13 May More on the Linkage Between International Trade and Labor
The U.S. Trade Representative’s Office has released some further details on its agreement with Congress to incorporate international labor standards into future U.S. free-trade agreements. Here are a couple important new institutional innovations.
(1) Violations of international and local labor standards will apparently be subject to the same international dispute resolution mechanisms as the rest of the trade agreement. This is big: Panels will for the first time be empowered to determine violations of international labor standards and countries will be authorized to impose trade sanctions to punish violations.
(2) Like those agreements, only a government can invoke dispute settlement against the other government for a labor violation under an FTA. This means that NGOs like labor unions cannot bring claims on their own.
(3) Panel decisions are not self-executing. As the USTR statement puts it, this means “they would not alter U.S. law.” And therefore no panel decision finding U.S. labor laws in violation of international standards would have immediate domestic effect.
(4) There is appears to be a subject matter requirement for any labor violations to “occur in a manner affecting trade or investment between the parties.” This would appear to further limit the scope of trade-based challenges to a country’s labor practices.

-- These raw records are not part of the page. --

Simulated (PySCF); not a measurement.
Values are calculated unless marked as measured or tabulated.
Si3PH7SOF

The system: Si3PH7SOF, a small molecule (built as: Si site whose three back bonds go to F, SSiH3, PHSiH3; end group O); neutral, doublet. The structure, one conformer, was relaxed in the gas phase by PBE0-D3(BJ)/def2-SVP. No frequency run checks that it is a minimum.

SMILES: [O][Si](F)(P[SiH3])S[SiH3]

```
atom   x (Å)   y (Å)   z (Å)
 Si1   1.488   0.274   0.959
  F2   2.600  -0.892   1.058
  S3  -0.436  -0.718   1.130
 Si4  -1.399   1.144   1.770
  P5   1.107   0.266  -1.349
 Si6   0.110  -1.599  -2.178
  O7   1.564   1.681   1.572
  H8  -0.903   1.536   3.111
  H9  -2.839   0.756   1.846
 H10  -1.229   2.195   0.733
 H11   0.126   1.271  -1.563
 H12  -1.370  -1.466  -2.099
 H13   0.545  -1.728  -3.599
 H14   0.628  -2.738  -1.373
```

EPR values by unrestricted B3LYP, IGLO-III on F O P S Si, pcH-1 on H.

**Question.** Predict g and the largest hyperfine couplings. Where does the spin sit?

(5) Part of this deal will depend on how broadly the 1998 ILO Declaration is interpreted. The U.S. appears to have adopted a fairly narrow reading, arguing that it is already in full compliance with the 1998 ILO Declaration.
Bottom line: Labor will now join subsidies, antidumping, enforcement of intellectual property rights and investor protection as an integrated part of dispute resolution under U.S. free-trade agreements. This could be a big deal, but we’ll have to see the fine print…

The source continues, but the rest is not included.